No one loves "American Idol" lousy auditions episodes more than we do. But we draw the line when the producers decide they're going to teach us stuff while we watch. What's next: University of Phoenix course credit?
The final lousy auditions episode -- The Best of the Rest, Fox calls it -- promises to teach us stuff you can learn from the "Idol" auditions process.
LESSON 1: The Look
Apparently it's not okay to wear leather pants to audition for "Idol." And dressing like a nun and stripping the habit off to reveal something like a little girl's clown costume is also out. Ditto a snappy little ensemble that includes knee-length black-and-white checked pants, black bustier, red high-heeled pumps, one black evening glove, one white evening glove, a strip of red fabric worn over the shoulders as a shawl, a strip of black fabric wound around the neck and my Great Aunt Marjorie's best Sunday-go-to-church hat: black velvet, ring trimmed in netting.
To drive home this point, the producers follow this bit with one Tami Gosnell who is a pedicab driver from Colorado who shows up in jeans and a pierced lower lip and who claims to be able to simultaneously pull up a hill in one of her vehicles all three "Idol" judges -- Simon, Paula and Randy. Simon says he really likes her because she's "someone who would have been a big star in the 60s." Somehow that is better than when he tells auditioners "You're old fashioned." Show host Ryan Seacrest says this proves you don't need a crazy outfit when you have good voice. We say this proves Simon is inconsistent.

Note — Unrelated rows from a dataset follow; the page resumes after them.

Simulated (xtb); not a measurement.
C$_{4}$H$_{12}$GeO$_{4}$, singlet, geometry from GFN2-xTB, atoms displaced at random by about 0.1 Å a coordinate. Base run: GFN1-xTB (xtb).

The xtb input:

LESSON 2: Seek Inspiration.
"Idol" producers believe we need to be taught that all male Asian-American "Idol" auditioners are not as bad as William Hung. Hung is the most famous lousy auditioner ever to come out of "American Idol." So they show us pictures of Hung performing and then they introduce Paul Kim, a pool maintenance technician -- "basically a pool boy" he explains to the judges when asked what he does for a living. Kim has a lovely voice and they send him to Hollywood. While we are still digesting this bit of profiling, the producers show us a white guy whose "Idol" idol is Bo Bice, only when he tries to sing like Bo -- he's really bad!
LESSON 3: Never Give Up.
Here we see auditioners who have tried out two years, three years, some already sent through to Hollywood previously. Do you think any of these repeaters has a chance of winning? Me neither.
LESSON 4: Never Audition as Part of a Group.
Three chicks dressed like roller-skating waitress extras from "American Graffiti" try out together, except they sing one at a time. The first one is not good. The second one is slightly better. The third has a sensational voice. Two of the three get sent to Hollywood. Which part of auditioning as a group is bad? We are so gonna flunk the pop quiz.
LESSON 5: Do You Have to Dance? aka Don't Dance.
Yes, more bad dancing from the seven audition cities, which gives the producers the excuse they needed to show us a clip of Paula dancing with a cartoon character from a couple decades ago when she was a pop star/dancer/choreographer.
LESSON 6: Clarity.
By this the "Idol" producers mean, make sure the judges recognize the song you are singing. So we're asked to play Name that Song and they flash a phone number at the bottom of the screen, only, they explain to viewers it's a joke because otherwise millions of "Idol" fans are going to swamp that 555 phone number when they see the names of the songs three auditioners butchering past recognition: "Let's Stay Together," Annie's "Song," and "Chantilly Lace."
And, because the lousy auditions portion of this year's "American Idol" must end on a high note, so to speak, we are treated to Lakisha Jones and her cute three-year-old daughter. Jones has a big voice and Simon declares her "a good old-fashioned belter." They send her through to Hollywood. Outside the audition room, she and her daughter are overwhelmed and they cry.
"Thank you, 'American Idol' for the opportunity," Jones tells the camera.